Elon Musk’s Tesla is poised to lose its spot as the world’s top-selling electric vehicle to a lesser-known Chinese-made competitor, according to reports.
BYD, short for Build Your Dreams, is expected to surpass Tesla in worldwide sales before the quarter ends on Dec. 31 — a growing sign of China stepping on the gas in the race for global domination of the auto industry, Bloomberg reported.
The Warren Buffet-backed carmaker is zipping into pole position largely by undercutting Tesla’s hefty price tag.
For instance, Tesla’s fully electric midsize SUV, the Model Y, costs about $65,400, while BYD’s Atto 3 sells for between $48,880 and $51,011 depending on the battery size.
BYD also offers higher-volume models that cost much less than what Tesla charges for its cheapest Model 3 sedan in China.
In the last quarter, the company sold 431,600 vehicles — just 3,500 fewer than Tesla delivered.
“The competitive landscape of the auto industry has changed,” Bridget McCarthy, head of China operations for Shenzhen-based hedge fund Snow Bull Capital, which has invested in both BYD and Tesla, told Bloomberg.
“It’s no longer about the size and legacy of auto companies; it’s about the speed at which they can innovate and iterate. BYD began preparing long ago to be able to do this faster than anyone thought possible, and now the rest of the industry has to race to catch up.”
However, US shoppers won’t find many BYD passenger cars on US roads.
Aside from targeting China’s massive population, the company currently ships EVs to Mexico and Costa Rica in North American and select European markets that include the UK, Germany and Norway.
The vehicles are also available in Singapore, Thailand, the UAE, Japan, Australia and Brazil.
Founded by Wang Chuanfu in 1995 as a maker of rechargeable batteries, the Shenzhen-based conglomerate diversified into consumer electronics, cellphones and, finally, electric vehicles in 2008.
Musk had initially scoffed at the upstart rival.
“Have you seen their cars?” he laughed in a 2011 TV interview that recently resurfaced.
However, the mogul changed his tune earlier this year, admitting in an X post that BYD’s “cars are highly competitive these days.”

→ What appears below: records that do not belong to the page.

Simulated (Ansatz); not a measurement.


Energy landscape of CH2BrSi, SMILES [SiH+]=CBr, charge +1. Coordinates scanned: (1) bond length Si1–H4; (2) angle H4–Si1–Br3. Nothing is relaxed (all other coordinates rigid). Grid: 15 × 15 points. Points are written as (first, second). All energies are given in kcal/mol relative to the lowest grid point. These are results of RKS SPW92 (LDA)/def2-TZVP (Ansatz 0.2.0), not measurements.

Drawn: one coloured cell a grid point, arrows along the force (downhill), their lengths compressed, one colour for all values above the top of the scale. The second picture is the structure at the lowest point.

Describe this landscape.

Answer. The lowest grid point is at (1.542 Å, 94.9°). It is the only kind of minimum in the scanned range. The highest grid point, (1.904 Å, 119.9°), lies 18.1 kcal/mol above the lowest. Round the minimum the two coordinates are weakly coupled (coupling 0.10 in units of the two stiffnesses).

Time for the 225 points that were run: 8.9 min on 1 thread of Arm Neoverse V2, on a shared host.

Buffett never underestimated the brand.
In 2008, Berkshire Hathaway invested about $230 million for an almost 10% stake in BYD, which has since soared roughly 35-fold, to around $8 billion, according to Bloomberg.
In recent years, the Chinese automaker has also lured top talent away from other luxury car companies, including Ferrari’s head of exterior design, a top designer for Mercedes-Benz and Wolfgang Egger, who joined as design chief in 2016 — a role he previously held at Audi and Alfa Romeo, Bloomberg reported.
Though the gap between BYD and Tesla is widening in China, Bloomberg said that replicating a runaway success in the US could be tricky.
BYD has started making some inroads in the US, opening a manufacturing facility in Lancaster, Calif., where electric buses and motor coaches are made in the 556,000-square-foot facility.
Analysts at Bernstein are projecting BYD to bring in $112 billion next year, according to Bloomberg — a hair below the $114 billion in sales Tesla is projected to rake in despite a recent drop in sales growth.
In the third quarter ended Sept. 30, Tesla produced 435,000 cars — down from 466,000 in the second quarter.
Gordon Johnson, the CEO of GLJ Research and a longtime Tesla skeptic, told The Post following the release of Tesla’s third-quarter earnings that the company’s financial metrics looked increasingly “fugazy.”
“I don’t want to say Tesla is going out of business, but it’s grossly overvalued,” Johnson said.
The Post has sought comment from BYD and Tesla.